Ten years after his climate change slide show became the Oscar-winning documentary “An Inconvenient Truth,” Al Gore is back with an update, “An Inconvenient Sequel: Truth To Power.” It has both good news and bad news.
The good news is the vastly increased number of homes and businesses and municipalities now getting electricity from solar and wind power instead of coal. For instance, Gore goes to Georgetown, Texas — the reddest city in the reddest county in that state — which has moved off of the old electric grid and is now powered completely by renewable energy sources, thanks to Mayor Dale Ross. He’s a very conservative Republican, but he’s also a CPA. Ross ran the numbers and figured out that if Georgetown ran on solar/wind, it would save lots of money, and it has.
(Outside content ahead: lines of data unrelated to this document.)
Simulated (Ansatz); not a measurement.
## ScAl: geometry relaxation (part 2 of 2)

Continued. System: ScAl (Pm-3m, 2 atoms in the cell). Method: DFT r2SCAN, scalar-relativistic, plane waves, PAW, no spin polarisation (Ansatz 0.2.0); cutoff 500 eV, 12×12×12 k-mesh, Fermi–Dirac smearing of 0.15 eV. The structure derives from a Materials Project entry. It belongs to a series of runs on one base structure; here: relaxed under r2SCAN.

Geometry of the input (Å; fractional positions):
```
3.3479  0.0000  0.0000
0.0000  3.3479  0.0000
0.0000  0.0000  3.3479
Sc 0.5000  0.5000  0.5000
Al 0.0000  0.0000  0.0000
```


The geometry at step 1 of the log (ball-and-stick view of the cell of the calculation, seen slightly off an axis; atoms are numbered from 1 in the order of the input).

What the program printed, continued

The bad news is that climate change continues to be a problem, particularly in coastal cities like Miami. Gore visits there to find that, at high tide, the water level of the Atlantic Ocean has risen and now encroaches on the city so much that fish can swim along some of its main roads. Gore also shows footage from the first movie, in which animation showed that the sea level rise was enough of a problem that during a major storm, much of the southern end of Manhattan — including the 9/11 memorial site — would be flooded. He explains that he was hounded and criticized by the right for that scene, but then follows it up with actual footage of Superstorm Sandy in 2012, in which the prediction came true.
Though “An Inconvenient Sequel” contains lots of talk of the dangers of climate change — more severe storms, longer heat waves and droughts, massive impact on poorer populations around the world — it could have used more scenes like those, and more footage of meteorological events like Rain Bombs, which reminded me of some of the extreme thunderstorms we’ve been experiencing in recent years in the midwest.
The documentary spends a little too much time with Gore at the 2015 Paris climate accords as he tries to negotiate a way for India to join the rest of the world in a pledge to reduce carbon emissions. We know from our recent history that India did sign on to the agreement along with nearly every other country on Earth, including the United States under President Obama, but that Trump has since pulled us out, leaving us on the outside with only two other nations (Syria and Nicaragua — the latter wouldn’t sign on because if felt the accords didn’t go far enough).
Sadly, “An Inconvenient Sequel” won’t change the minds of climate change deniers, as they’re unlikely to go see it in the first place, leaving Gore preaching to the choir — those who believe what the overwhelming number of climate scientists tell us, rather than the loudmouths of the right on TV and radio. However, if the documentary urges a few more people to become environmental activists, it will have done some good.
I give “An Inconvenient Sequel” a 7.5 out of 10.